Francis insists that pain should not be rationalized away by complex and sophisticated theological reasoning. Human nature includes intellect and emotion. For Pope Francis both head and heart, but especially the heart, must be honored. Lincoln undoubtedly would agree. Both men surely believed that suffering people need to grieve. When asked how he handles news of someone’s death, Pope Francis illustrated the depth of his heart when he once responded, “I stay silent.” Lincoln did the same.
Be Surprised by God
When Pope Francis was 17 years old, God “surprised” him, as he recalled, catching him “with my guard down.” While confessing his sins to a priest he had never met, Francis felt called to the priesthood. “It was a surprise,” Francis explained, “the astonishment of a chance encounter.” Francis did not enter the seminary for a few years, but the course of his life was forever changed.
The pope might well suggest that God similarly surprised Lincoln. Lincoln had all but given up on any kind of political career when Senator Stephen Douglas spoke at the Illinois State Fair on October 3, 1854. Douglas favored the Kansas-Nebraska Act, which allowed citizens of Kansas and Nebraska to choose their own social institutions, including slavery. As Lincoln listened to Douglas speak, something began to stir in Lincoln.
Lincoln’s writings show that he had thought about slavery quite a bit, and through the night after Douglas’ address, Lincoln’s thoughts gained new meaning. Lincoln emerged the next day with powerful convictions. In an address responding to Douglas, Lincoln spoke for more than three hours, with the crux of his argument undermining the fundamental principle of slavery: Lincoln insisted that African Americans were human beings. And “No man,” Lincoln proclaimed, “is good enough to govern another man, without that other’s consent.”

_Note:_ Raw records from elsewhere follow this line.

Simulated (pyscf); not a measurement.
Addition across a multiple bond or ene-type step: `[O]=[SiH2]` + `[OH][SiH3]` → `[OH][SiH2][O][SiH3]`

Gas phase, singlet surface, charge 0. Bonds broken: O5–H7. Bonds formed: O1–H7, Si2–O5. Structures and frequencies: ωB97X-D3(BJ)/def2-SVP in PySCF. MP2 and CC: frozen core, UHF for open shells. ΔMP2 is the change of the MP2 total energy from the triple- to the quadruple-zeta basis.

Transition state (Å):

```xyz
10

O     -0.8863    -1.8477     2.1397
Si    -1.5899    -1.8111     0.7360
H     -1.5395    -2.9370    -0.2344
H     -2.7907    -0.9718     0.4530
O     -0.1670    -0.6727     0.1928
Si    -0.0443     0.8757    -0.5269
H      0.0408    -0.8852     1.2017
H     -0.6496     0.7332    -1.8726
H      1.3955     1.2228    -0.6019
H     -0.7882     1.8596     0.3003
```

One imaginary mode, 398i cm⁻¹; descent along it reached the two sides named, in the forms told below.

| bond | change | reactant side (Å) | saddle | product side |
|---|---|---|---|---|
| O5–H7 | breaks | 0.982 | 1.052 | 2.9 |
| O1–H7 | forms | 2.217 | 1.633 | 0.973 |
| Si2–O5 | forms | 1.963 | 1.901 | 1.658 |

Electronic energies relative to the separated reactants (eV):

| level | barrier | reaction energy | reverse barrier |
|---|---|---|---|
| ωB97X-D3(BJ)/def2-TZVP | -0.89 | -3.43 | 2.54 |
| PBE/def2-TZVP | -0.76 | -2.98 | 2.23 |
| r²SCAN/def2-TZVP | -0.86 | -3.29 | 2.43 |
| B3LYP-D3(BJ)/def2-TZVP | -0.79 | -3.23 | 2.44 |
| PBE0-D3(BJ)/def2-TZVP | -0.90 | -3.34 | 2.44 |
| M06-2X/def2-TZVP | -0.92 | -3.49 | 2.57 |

Newspapers disagreed over who had won the Lincoln-Douglas debate, and Congress eventually passed the Kansas-Nebraska Act. Lincoln nevertheless had made an impression. Eight times in 1858 Lincoln again debated Douglas. God’s power now surfaced more evidently than ever before. Frequently quoting Jesus’ contention that “a house divided against itself cannot stand,” Lincoln threw aside personal ambition in favor of a monumental cause, the end of slavery. Based on a careful study of the Bible, Lincoln concluded that God uses imperfect humans to mold history. And Lincoln began to think of himself as an instrument of God’s will.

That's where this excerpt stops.